Reviews of The Last Man on Earth (1964) and related work

The Last Man on Earth (1964Moving picture, 86 minutes)

A plague that started in Europe seems at first to have wiped out all humans except for one man, a middle-aged scientist with immunity. The victims of the plague do not stay dead. The scientist spends his nights listening to them trying to smash their way into his barricaded home. Meanwhile, a colony of people who are not immune have devised a partial cure, preserving their intelligence. They have formed a new night-time society, which loses members to the actions of a hated freak.

Post-apocalyptic horror with a nicely weak hero. Bad writing, pacing, acting and religion. The classic vampire weaknesses round out the film’s ridiculousness. Based on the novel I Am Legend.

References here: Story of Science Fiction (2018).

moving picture zombie fiction

The Omega Man (1971Moving picture, 98 minutes)

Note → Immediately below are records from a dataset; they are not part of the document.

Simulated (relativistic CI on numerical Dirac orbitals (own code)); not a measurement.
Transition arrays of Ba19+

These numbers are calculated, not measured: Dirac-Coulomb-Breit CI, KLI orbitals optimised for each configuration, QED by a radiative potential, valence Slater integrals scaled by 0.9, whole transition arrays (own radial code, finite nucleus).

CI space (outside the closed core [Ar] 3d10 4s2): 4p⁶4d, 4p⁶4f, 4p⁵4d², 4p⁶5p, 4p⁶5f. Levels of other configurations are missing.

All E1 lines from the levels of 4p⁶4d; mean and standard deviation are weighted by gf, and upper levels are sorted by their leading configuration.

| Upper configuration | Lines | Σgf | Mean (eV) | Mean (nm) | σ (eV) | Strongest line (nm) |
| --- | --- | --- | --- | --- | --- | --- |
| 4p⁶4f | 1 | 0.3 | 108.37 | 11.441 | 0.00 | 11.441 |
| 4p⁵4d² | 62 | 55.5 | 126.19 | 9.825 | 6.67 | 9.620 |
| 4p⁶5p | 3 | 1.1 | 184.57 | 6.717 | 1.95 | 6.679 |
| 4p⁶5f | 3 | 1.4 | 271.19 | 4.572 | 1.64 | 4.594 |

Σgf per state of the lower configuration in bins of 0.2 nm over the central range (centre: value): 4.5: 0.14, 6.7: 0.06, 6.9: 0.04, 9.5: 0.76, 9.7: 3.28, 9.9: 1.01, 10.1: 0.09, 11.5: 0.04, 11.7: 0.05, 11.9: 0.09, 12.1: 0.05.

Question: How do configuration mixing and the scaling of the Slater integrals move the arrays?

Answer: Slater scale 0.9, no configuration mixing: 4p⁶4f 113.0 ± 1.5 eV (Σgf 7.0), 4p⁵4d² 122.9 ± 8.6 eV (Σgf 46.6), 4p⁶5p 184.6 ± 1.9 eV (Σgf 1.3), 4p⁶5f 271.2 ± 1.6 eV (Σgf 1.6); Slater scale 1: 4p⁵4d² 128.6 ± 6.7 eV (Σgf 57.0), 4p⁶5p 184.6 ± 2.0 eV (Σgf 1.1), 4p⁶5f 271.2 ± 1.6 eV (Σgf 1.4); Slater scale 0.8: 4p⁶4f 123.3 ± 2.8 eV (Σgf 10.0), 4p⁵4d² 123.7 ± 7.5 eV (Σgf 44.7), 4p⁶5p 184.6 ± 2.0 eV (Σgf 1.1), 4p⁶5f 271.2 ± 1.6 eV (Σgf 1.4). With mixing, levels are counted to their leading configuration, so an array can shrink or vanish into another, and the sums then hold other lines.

Wise-cracking Messianic action, more influenced by “Paris Asleep” (1924) and similar “exploitation”. The victims of the plague are not undead or unintelligent, they just happen to have a religion opposing the use of technology, because the plague started with a global war.

Inferior in almost every way, and not much to do with zombies or the earlier filming.

References here: Lucifer’s Hammer (1977), Story of Science Fiction (2018).

moving picture same source material fiction

I Am Legend (2007Moving picture, 101 minutes)

The victims of the plague (undead again) are super-zombies who do not communicate.

Blockbuster. Begins as a reasonable compromise between the two previous films, but deteriorates. Visual effects supervisor Janek Sirrs has apparently stated that the original ending was rejected after a test audience screening because it humanized the victims, which would have given the film at least a shadow of the point of the book. Instead, there is only spectacle, and only the first half of that holds interest.

References here: Story of Science Fiction (2018).